[PATCH 4/5] drma/amdgpu: set fatal flag for RAS recovery
Zhang, Hawking
Hawking.Zhang at amd.com
Wed Jun 5 06:51:42 UTC 2024
[AMD Official Use Only - AMD Internal Distribution Only]
Please correct the commit subject before pushing the change
drma->drm
Regards,
Hawking
-----Original Message-----
From: amd-gfx <amd-gfx-bounces at lists.freedesktop.org> On Behalf Of Tao Zhou
Sent: Friday, May 31, 2024 18:49
To: amd-gfx at lists.freedesktop.org
Cc: Zhou1, Tao <Tao.Zhou1 at amd.com>
Subject: [PATCH 4/5] drma/amdgpu: set fatal flag for RAS recovery
PMFW needs the flag to know the reason of mode1.

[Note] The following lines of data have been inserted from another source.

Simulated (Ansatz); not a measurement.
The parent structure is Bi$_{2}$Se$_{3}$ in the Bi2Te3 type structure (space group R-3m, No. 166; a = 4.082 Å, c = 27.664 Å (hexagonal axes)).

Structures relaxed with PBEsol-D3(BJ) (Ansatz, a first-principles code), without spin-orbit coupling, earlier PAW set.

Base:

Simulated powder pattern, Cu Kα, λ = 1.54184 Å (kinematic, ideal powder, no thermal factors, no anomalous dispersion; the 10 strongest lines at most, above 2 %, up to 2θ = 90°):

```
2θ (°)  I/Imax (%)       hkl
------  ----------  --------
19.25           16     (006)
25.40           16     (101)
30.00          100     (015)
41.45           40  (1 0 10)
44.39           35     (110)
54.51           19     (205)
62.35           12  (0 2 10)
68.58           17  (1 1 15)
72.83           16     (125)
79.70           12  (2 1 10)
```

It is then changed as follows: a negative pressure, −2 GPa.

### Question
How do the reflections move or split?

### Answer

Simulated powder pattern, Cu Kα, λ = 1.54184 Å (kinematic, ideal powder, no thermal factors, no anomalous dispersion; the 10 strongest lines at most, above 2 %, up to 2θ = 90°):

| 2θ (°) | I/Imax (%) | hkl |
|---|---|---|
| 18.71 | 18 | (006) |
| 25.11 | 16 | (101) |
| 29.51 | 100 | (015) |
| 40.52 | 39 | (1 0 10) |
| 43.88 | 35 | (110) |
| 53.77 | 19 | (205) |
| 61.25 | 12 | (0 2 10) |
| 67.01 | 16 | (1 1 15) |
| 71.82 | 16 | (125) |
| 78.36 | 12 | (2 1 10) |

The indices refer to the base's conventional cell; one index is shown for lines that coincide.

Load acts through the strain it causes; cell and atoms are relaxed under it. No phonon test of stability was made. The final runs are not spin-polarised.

Signed-off-by: Tao Zhou <tao.zhou1 at amd.com>
---
drivers/gpu/drm/amd/amdgpu/amdgpu_gfx.c | 2 +- drivers/gpu/drm/amd/amdgpu/amdgpu_ras.c | 10 +++++----- drivers/gpu/drm/amd/amdgpu/amdgpu_ras.h | 2 +- drivers/gpu/drm/amd/amdgpu/amdgpu_sdma.c | 2 +- drivers/gpu/drm/amd/amdgpu/amdgpu_umc.c | 6 +++--- drivers/gpu/drm/amd/amdgpu/gfx_v11_0_3.c | 2 +-
drivers/gpu/drm/amd/amdgpu/nbio_v7_4.c | 2 +-
7 files changed, 13 insertions(+), 13 deletions(-)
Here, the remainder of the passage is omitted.